I love that show, just not the shitty Broadway version...

Yesterday on a recruiting trip to the University of Michigan, I outed myself to a coworker. "Yes," I told her, "I'd like to eventually direct professionally."

She had no idea, but they rarely do even though the signs were all there from the very beginning. Chief among the telltale signs is my skepticism of quality on Broadway. After she mentioned to me that she saw and loved, loved, loved Mama Mia, I could not stop myself.
Kristen, I just think musicals like that are a waste of my time.

to which the response is:

But they're so much fun! How can that be such a waste of time?

...and then I have to get into the shit. On the bright side, I've become much better at explaining my perspective on theater. Hopefully that will continue to clarify. A byproduct of these conversations is a list of musicals about which I can not only say "I know exactly why these people are signing" but that it moved me. In yesterday's conversation with Kristen, the ones which came out included Cabaret and Chicago - both of which I find brilliantly structured.

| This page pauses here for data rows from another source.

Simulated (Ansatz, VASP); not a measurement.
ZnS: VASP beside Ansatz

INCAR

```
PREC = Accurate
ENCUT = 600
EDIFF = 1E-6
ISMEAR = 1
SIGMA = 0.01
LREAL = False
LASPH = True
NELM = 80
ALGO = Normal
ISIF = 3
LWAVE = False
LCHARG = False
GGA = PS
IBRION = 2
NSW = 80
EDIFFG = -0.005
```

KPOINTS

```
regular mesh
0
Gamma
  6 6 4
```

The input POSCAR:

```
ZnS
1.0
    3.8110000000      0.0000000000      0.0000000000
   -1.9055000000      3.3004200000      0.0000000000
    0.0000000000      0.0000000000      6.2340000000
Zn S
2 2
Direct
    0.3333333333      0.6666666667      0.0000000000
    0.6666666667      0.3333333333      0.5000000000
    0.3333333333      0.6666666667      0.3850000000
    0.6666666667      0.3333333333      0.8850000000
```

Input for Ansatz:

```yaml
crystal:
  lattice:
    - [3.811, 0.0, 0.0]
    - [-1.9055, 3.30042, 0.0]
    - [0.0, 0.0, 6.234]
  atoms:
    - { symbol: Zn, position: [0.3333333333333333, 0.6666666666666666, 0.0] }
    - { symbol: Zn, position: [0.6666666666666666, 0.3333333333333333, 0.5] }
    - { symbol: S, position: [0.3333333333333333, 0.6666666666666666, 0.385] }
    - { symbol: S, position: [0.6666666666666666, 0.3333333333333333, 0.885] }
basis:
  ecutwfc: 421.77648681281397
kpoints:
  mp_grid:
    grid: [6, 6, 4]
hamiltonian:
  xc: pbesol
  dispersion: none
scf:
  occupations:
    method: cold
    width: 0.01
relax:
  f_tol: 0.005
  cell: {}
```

I also brought up Spring Awakening. After seeing the Broadway production, originally produced by the Atlantic Theater Company, I had mixed feelings. I appreciated that the musical took a risk and did something generally new to Broadway. While the lyrics were mostly incomprehensible, and the structure made no sense given the added "finale," I liked the teen sex, they gays on stage and the catchy tunes.

Then Hannah, who was my theater buddy that night, mentioned that the sex scene written by Wedekind was supposed to be full on rape. My heart sank. Chickens. I understand: hockey moms and Joe-6-Packs out there would be scandalized by any full on rape regardless of the context...but isn't that a good thing? Why should a director/adapter have to protect the audience from confronting significant questions brought up by the play? There are multiple answers here, but my guess is that the majority of it lies in Broadway economics.

I went back and read the play. It's hilarious, both despite and because of scenes like Melchior's beating Wendla, or his raping her later on. In my opinion, Wedekind doesn't want you to take anything he wrote seriously. Jonathan Franzen, the translator to my edition, mentions in the preface that there is no intelligible way to judge Wedekind's characters other than through the aesthetic and the comic. To that end, Franzen points out that there is no standard of "cosmic justice" - exemplified by the fact that rapist Melchior remains intact and lovable quirky characters like Wendla and Moritz end up destroyed. Instead, the action of the play is through and through casual and amoral.

But that makes it funny. In not committing to the original intent, turning the rape consensual, making Wendla's beating completely unfunny. Franzen mentions all of this in his preface. Surprisingly, though, he leaves out how the musical destroys the homosensual moment between Hansy and Ernst by making Hansy a predator and Ernst other an unsuspecting but willing victim.

In retrospect, I can't decide if the Broadway adaptation of Spring Awakening was on the whole more damaging in its deadliness than a run of the mill feel good musical like Mama Mia. At least with a show that saccharine, you don't expect to be moved by anything substantive. With Spring Awakening, the audience is tricked into thinking it is seeing something substantive and honest when in it's really just a bunch of florescent installed around a heavy handed canned dosage of stereotypical teen angst.

So many missed opportunities...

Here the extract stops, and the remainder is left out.